George was writing his stories in the 40s, so at least has "product of his time" as an excuse.

Paul's just a flat out piece of shit to be writing this nearly 100 years later.

[–] [email protected] 7 points 4 days ago (2 children)

Fair, though in Orwell's case the misogyny is not accidental either, but an essential aspect of the mostly conservative ideology he adopted for 1984 (contempt for the working class, linguistic purism, just really being a little too enamoured with his perfect crystal of unending oppression etc).

[–] [email protected] 3 points 3 days ago (1 children)

linguistic purism

That must have been really subtle, all I remember is a concern specifically about how a sufficiently totalitarian regime may try to weaponize language as a further means of subjugation, not that language evolving is bad in principle.

[–] [email protected] 3 points 3 days ago (1 children)

I think the premise of total control through language is in itself silly, though that can be excused by the book being satire. But Orwell, for good or ill, was undeniably a linguistic purist, as one can gather from a close reading of "Politics and the English Language".

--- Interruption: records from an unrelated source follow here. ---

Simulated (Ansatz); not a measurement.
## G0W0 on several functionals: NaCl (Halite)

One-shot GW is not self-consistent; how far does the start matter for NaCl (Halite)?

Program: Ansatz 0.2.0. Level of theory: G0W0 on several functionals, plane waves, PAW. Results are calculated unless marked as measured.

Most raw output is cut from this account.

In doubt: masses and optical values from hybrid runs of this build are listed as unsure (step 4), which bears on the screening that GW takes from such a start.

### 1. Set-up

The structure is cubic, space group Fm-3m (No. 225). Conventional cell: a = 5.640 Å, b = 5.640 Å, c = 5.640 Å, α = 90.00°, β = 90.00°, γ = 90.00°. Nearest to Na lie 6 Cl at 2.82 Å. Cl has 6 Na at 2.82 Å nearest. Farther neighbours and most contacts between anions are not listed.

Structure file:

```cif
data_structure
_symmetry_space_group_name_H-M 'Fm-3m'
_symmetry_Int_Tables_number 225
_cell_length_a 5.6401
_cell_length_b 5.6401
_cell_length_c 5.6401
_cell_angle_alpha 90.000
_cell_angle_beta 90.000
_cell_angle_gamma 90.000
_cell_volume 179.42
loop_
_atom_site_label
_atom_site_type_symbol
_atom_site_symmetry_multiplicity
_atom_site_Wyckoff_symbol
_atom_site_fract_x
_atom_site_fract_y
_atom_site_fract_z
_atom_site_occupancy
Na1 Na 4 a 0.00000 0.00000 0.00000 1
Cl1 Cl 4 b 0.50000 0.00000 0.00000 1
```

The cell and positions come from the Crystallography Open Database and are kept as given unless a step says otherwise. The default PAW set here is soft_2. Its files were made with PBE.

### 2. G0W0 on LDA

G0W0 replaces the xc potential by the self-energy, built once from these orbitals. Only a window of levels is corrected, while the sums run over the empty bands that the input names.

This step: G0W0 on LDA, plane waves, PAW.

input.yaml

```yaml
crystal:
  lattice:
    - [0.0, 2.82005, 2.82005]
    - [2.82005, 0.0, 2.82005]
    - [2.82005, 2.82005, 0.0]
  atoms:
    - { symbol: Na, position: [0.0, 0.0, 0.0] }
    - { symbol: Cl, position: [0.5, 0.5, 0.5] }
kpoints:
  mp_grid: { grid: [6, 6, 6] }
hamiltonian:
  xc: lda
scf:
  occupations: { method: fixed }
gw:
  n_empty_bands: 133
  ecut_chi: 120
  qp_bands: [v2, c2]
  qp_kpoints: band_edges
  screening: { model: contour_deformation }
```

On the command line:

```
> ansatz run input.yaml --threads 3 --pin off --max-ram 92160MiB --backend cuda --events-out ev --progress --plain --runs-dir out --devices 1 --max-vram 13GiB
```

I said earlier that the decadence of our language is probably curable. Those who deny this would argue, if they produced an argument at all, that language merely reflects existing social conditions, and that we cannot influence its development by any direct tinkering with words and constructions. So far as the general tone or spirit of a language goes, this may be true, but it is not true in detail. Silly words and expressions have often disappeared, not through any evolutionary process but owing to the conscious action of a minority. Two recent examples were explore every avenue and leave no stone unturned, which were killed by the jeers of a few journalists. There is a long list of fly-blown metaphors which could similarly be got rid of if enough people would interest themselves in the job; and it should also be possible to laugh the not un- formation out of existence, to reduce the amount of Latin and Greek in the average sentence, to drive out foreign phrases and strayed scientific words, and, in general, to make pretentiousness unfashionable.

[–] [email protected] 4 points 2 days ago* (last edited 2 days ago)

Huh.

I guess it stands to reason that the guy who made such a fuss about abusing language as a means to nefarious ends would himself have ideas about how it could be abused ethically.

[–] [email protected] 4 points 3 days ago (1 children)

I've never heard of anyone describing 1984 that way, could you elaborate on your points or link to some analysis?

[–] [email protected] 4 points 3 days ago (1 children)

I read it in high school. Iirc, the main character in 1984 deeply hates a woman he works with and his violent fantasies about her are tied up in his desire to rebel against the regime. He later overcomes his desire to commit violence against her by having sex with her. His contempt for her fairly leapt off the page when I read it. I'm sure it's arguable what Orwell meant or intended.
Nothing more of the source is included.